Question

Prove that $\left( \sin \alpha +\cos \alpha \right)\left( \tan \alpha +\cot \alpha \right)=\sec \alpha +\csc \alpha$.

Answer 1

We have a sum of two terms on the left-hand side of $\left( \tan \alpha +\cot \alpha \right)$. We simplify $\tan \alpha =\dfrac{\sin \alpha }{\cos \alpha }$ and $\cot \alpha =\dfrac{\cos \alpha }{\sin \alpha }$ on both numerator and denominator. Then we add them as the LCM of the denominators are the multiplication of them. Then we use the identity of $\left( {{\sin }^{2}}\alpha +{{\cos }^{2}}\alpha \right)=1$ to find the solution of the numerator. We also need to mention the conditions.

Complete step-by-step solution:
We simplify the addition part of $\left( \tan \alpha +\cot \alpha \right)$ by breaking it as $\tan \alpha =\dfrac{\sin \alpha }{\cos \alpha }$ and $\cot \alpha =\dfrac{\cos \alpha }{\sin \alpha }$. We replace the values as and get
$\begin{aligned} & \left( \tan \alpha +\cot \alpha \right) \\\ & =\dfrac{\sin \alpha }{\cos \alpha }+\dfrac{\cos \alpha }{\sin \alpha } \\\ & =\dfrac{{{\sin }^{2}}\alpha +{{\cos }^{2}}\alpha }{\sin \alpha \cos \alpha } \\\ \end{aligned}$
We replace the value with $\left( {{\sin }^{2}}\alpha +{{\cos }^{2}}\alpha \right)=1$.
Therefore, $\left( \tan \alpha +\cot \alpha \right)=\dfrac{{{\sin }^{2}}\alpha +{{\cos }^{2}}\alpha }{\sin \alpha \cos \alpha }=\dfrac{1}{\sin \alpha \cos \alpha }$
We multiply $\dfrac{1}{\sin \alpha \cos \alpha }$ with $\left( \sin \alpha +\cos \alpha \right)$.
So, $\left( \sin \alpha +\cos \alpha \right)\times \dfrac{1}{\sin \alpha \cos \alpha }=\dfrac{\sin \alpha +\cos \alpha }{\sin \alpha \cos \alpha }$.
We break the individual terms and get $\dfrac{\sin \alpha +\cos \alpha }{\sin \alpha \cos \alpha }=\dfrac{\sin \alpha }{\sin \alpha \cos \alpha }+\dfrac{\cos \alpha }{\sin \alpha \cos \alpha }$.
Bu eliminating common terms we get $\dfrac{\sin \alpha +\cos \alpha }{\sin \alpha \cos \alpha }=\dfrac{1}{\cos \alpha }+\dfrac{1}{\sin \alpha }$
We know that the relations for inverse are $\dfrac{1}{\cos \alpha }=\sec \alpha ,\dfrac{1}{\sin \alpha }=\csc \alpha$
The equation becomes $\dfrac{\sin \alpha +\cos \alpha }{\sin \alpha \cos \alpha }=\dfrac{1}{\cos \alpha }+\dfrac{1}{\sin \alpha }=\sec \alpha +\csc \alpha$.
Thus proved $\left( \sin \alpha +\cos \alpha \right)\left( \tan \alpha +\cot \alpha \right)=\sec \alpha +\csc \alpha$.
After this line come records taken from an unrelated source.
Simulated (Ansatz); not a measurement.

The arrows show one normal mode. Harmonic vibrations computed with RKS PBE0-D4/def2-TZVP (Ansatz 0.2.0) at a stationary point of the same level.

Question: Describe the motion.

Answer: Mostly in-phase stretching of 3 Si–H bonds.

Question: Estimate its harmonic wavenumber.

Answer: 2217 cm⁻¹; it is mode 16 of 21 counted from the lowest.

Note: It is important to remember the condition to eliminate the $\cos \alpha ,\sin \alpha$ from both denominator and numerator. No domain is given for the variable $x$. The value of $\tan x\ne 0$ is essential. The simplified condition will be $x\ne n\pi ,n\in \mathbb{Z}$.